MINOR: halog: Add support for extracting captures using -hdr

This patch adds support for extracting captured header fields to halog. A field
can be extracted by passing the `-hdr <block>:<field>` output filter.

Both `<block>` and `<field>` are 1-indexed.

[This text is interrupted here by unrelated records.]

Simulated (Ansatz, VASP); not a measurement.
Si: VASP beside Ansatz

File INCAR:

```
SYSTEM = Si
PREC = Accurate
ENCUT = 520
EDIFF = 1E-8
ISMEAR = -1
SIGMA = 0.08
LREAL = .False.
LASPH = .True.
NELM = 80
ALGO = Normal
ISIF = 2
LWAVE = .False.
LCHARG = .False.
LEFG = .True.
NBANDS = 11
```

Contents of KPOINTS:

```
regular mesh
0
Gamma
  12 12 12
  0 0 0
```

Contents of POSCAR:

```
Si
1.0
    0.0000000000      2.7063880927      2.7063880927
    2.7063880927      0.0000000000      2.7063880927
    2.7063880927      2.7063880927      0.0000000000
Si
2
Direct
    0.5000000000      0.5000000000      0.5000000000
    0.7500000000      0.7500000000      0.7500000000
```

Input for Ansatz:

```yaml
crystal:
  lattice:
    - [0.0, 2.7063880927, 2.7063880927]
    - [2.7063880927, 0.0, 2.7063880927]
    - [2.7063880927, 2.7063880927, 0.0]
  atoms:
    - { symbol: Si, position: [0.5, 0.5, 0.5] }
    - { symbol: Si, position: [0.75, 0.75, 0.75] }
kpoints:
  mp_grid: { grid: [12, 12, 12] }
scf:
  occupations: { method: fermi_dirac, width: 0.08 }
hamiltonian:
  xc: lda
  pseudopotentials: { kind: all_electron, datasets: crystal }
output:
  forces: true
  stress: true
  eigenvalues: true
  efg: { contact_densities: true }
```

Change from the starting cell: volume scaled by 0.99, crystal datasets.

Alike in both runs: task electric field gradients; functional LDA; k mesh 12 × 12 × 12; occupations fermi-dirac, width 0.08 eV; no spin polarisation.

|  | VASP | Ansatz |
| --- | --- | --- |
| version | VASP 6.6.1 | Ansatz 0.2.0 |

`<block>` refers to the index of the brace-delimited list of headers. If both
request and response headers are captured, then request headers are referenced
by `<block> = 1`, response headers are `2`. If only one direction is captured,
there will only be a single block `1`.

`<field>` refers to a single field within the selected block.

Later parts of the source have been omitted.